Other reported changes in the new Chinese patent examination guidelines make the prospects for software and computer program inventions in that country even more promising. EPO reports that other changes to Chinese rules on substantive examination (Part II) are being made to Chapter 9, which regards provisions on examining applications related to computer programs. The paragraphs amended are specific to examination criteria for computer program invention applications, examples of such invention applications as well as the drafting of claims for those invention applications. Bloomberg’s analysis indicates that the changes are friendly to those applying for patents on software programs.
Invention applications directed towards business methods are also viewed in a friendlier light in the new Chinese patent examination guidelines. India IP legal firm Khurana & Khurana has published English language translations of some parts of the revised guidelines. Specific to business methods, the proposed draft reportedly reads: “Claims related to business methods that contain both business rules and methods and technical characteristics, shall not be excluded from the possibilities of obtaining patent rights by Article 25 of the Patent Law.” Article 25 codifies the unpatentable subject matter outlined in Chinese patent examination guidelines mentioned above.
Of course, these moves are in stark contrast to the environment surrounding software patents here in the United States. The U.S. Supreme Court’s unanimous 2014 decision in Alice Corporation v. CLS Bank International declared certain software to be unpatentable subject matter and that has led to a spate of Alice-related patent application rejections from examiners at the U.S. Patent and Trademark Office, some of which grossly misapply the Supreme Court’s standard in Alice. Many of these rejections have continued despite a U.S. Court of Appeals for the Federal Circuit (Fed. Cir.) decision this May in Enfish, LLC v. Microsoft Corp., in which Fed. Cir. reversed a summary judgment issued in district court that had found patents related to a self-referential database as ineligible subject matter under Section 101. Mainstream views of software patents have further been tainted by well-funded efforts from at least one highly recognizable tech investor to eliminate software patents.
Business method patents have also been under fire in recent years, even before passage of the America Invents Act of 2011 (AIA). In an effort to curb patent litigation abuses, the AIA did established the USPTO’s Patent Trial and Appeal Board (PTAB) and created covered business method (CBM) review proceedings, bringing business methods under even further assault. A CBM proceeding can be used to invalidate patent claims directed at a method or a corresponding apparatus for performing data processing related to the practice, administration or management of financial services. The PTAB has been criticized for initiating CBM proceedings on patents that are clearly technical in nature, such as those covering a graphical user interface (GUI), and the Federal Circuit has recently slammed the PTAB for defining practically every patent as a CBM patent.
In light of the new Chinese examination guidelines and further in view of what is transpiring in the United States, business method patent owners would seem better off focusing their resources on their Chinese IP assets rather than seeking U.S. patents.

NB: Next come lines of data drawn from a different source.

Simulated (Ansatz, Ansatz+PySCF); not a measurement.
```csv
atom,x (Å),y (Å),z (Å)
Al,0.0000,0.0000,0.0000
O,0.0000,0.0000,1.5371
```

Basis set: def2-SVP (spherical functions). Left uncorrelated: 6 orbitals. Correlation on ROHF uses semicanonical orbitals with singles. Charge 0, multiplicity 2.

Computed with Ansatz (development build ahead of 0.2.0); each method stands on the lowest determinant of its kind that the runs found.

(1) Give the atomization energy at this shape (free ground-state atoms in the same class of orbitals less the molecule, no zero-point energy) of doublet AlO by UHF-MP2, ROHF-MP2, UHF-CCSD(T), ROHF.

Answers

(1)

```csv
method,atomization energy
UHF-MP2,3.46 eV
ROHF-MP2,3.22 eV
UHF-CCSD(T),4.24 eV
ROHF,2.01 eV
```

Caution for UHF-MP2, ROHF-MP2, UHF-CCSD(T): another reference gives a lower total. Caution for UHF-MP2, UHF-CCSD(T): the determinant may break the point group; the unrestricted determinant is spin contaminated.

Patents covering chemistry inventions are also affected by the new patent examination guidelines in China. Analysis of the new guidelines completed by legal professionals at Beijing-based ZY Partners notes that proposed revisions so that experimental data regarding chemistry inventions can be submitted after the patent application filing date. According to the legal analysis, the greatest significance of this change would be felt during post-grant patent invalidation challenges in which such experimental data is not permitted for submission.
Revisions found in the new Chinese patent examination guidelines update sections on processes for patent invalidation (Part IV, Chapter 3). Specific paragraphs being amended are directed at causes for invalidation, evidence presented by the petitioner, claim amendments and restrictions to claim amendments. According to ZY Partners’ analysis, the revisions introduce some flexibility for patent owners who want to amend claims during an invalidation procedure, allowing them the ability to correct obvious errors or incorporate limitations from other claims. Bloomberg’s coverage of the new guidelines notes that these new amendment rules could potentially be friendly to patent assertion entities (PAEs), which again would fly in the face of the official U.S. position on such entities in light of the Federal Trade Commission’s (FTC) recent report on PAE business models.
A few other changes are proposed to Part V of Chinese patent examination guidelines regarding patent application processing and related procedural matters. EPO reports changes to Chapter 4, which relates to patent application files, as well as Chapter 7, which relates to time limits and procedural suspensions. In Chapter 4, proposed changes would affect language on patent application file contents which are allowed for consultation and photocopying. ZY Partners indicates that the revisions increase the public’s ability to review office actions and other SIPO decisions made prior to granting a patent. Chapter 7 revisions have been made to paragraphs concerned with time limits of suspension either for execution assistance of property preservation or invalidation procedures. ZY Partners reports that the revisions limits procedural complexity by providing patent prosecution suspension as a tool to prevent court actions from escalating out of control.
If the new patent examination guidelines draft is adopted as it is reportedly written, China is about to become friendlier to software patents in particular and patent owners more generally by reducing the complexity of prosecution procedures and making more information publicly available. Given the large number of patent applications being filed with China’s patent office, a high percentage of which are not filed with foreign offices as well, and the growing preference for China as a patent infringement litigation venue, it’s likely that these new guidelines are further proof of the growing divide of IP regimes in the United States and China which, if left unchecked, will probably be to the detriment of the U.S. and its economic prospects in future years.